User:Thijshijsijsjss/Human Parser/About Manuals
Necessary. About the shortcomings of Manuals, and the format of this thesis. Maybe start with micro-anecdote. I imagine this annotation would be on one of the first manual pages. I'm still planning to open the manual with an email / letter, and think these could be attached there.
Manuals, 1
I will never be able to fully understand you.
My mother told me this[1] over the phone, about 2 years ago. I have a great bond with my mother. We are very similar in many ways, but also very different in many more. Many of our conversations end in a newfound understanding of how exactly we differ. We notice different things, react differently to sensory stimuli and our thoughts follow different patterns. We have different ways of processing the world, each other and ourselves. She's quick to remind me that 'we're wired differently' -- and I think she finds comfort in that.
It's the great human tragedy that we're never able to fully comprehend another person's entirety. Maybe you can get a momentary glimpse in an instant, through means other than words, but that understanding is never sustained. Reversely, never being able to be fully understood can, at times, feel like an inescapable loneliness. But the great tragedy of not-understanding also holds the great human beauty: continuing to try to better understand each other regardless.

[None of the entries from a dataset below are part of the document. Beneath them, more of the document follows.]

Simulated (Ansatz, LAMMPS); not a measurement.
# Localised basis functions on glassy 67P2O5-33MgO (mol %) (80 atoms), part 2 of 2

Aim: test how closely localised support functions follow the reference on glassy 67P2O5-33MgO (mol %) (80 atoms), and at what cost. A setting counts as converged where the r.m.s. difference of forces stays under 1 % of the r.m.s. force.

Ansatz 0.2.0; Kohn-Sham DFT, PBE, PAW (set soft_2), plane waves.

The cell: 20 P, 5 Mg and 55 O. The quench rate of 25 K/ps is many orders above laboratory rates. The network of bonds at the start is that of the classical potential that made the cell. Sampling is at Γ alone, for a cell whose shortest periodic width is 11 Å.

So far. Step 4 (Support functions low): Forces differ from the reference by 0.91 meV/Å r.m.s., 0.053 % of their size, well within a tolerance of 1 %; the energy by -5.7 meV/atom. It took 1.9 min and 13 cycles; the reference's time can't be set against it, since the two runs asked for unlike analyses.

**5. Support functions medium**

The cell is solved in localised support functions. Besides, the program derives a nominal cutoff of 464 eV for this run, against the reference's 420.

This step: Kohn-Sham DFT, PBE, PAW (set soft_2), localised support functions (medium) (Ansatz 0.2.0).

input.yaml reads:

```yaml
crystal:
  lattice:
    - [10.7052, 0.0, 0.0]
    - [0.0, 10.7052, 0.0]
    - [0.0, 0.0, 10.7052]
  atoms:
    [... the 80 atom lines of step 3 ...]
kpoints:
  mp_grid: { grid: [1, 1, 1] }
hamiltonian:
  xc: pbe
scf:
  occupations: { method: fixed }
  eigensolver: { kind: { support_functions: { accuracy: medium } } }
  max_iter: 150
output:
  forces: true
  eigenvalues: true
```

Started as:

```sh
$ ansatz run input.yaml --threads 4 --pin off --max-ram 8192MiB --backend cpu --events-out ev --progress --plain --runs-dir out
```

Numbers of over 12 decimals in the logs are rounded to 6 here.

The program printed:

In conversation, an image of your conversation partner is created in your mind. Pretending understanding is equating the person to that image, and restricting that person to your understanding of them. To instead acknowledge the grey areas of understanding is a generous gift that allows for connections to develop and evolve. Hearing my mother acknowledge this, was immensely valuable in feeling seen.
Rough draft. This turned out longer than intended, and very personal, and I make some grand statements about the human experience that are only backed by my own experiences. Making up my mind how I feel about it, and curious about your thoughts.
Manuals, 2
Some people come with a manual.
This is another statement that addresses the difficulty in understanding. However, instead of embracing the beauty in that, this sentence creates the illusion that there's a concise way to overcome it. While the intention might often be an honest, good-spirited attempt to acknowledge our differences, there's an implicit friction to a statement like this. Instead of realizing that understanding is a continued, mutual effort, 'the manual' makes it seem as if just one party is 'the problem'. Moreover, seemingly it's that party's responsibility to come with a tool to help others understand them. What could be a wonderfully rich asymmetry, is turned into a hierarchical mess. Why do 'some people' need an outside tool to speak for them? What does this 'manual' entail, anyway? How can any manual possibly convey all human nuance?
Rough draft. The tone's a little harsh. I notice I'm continuously trying to condense my throughts, and end up with Frankensteinian texts. Also wonder here if I want to make an explicit reference to the format of the thesis, or if the decisions for that are / will be clear enough.
- ↑ She told me this in Dutch: Ik zal je nooit volledig begrijpen.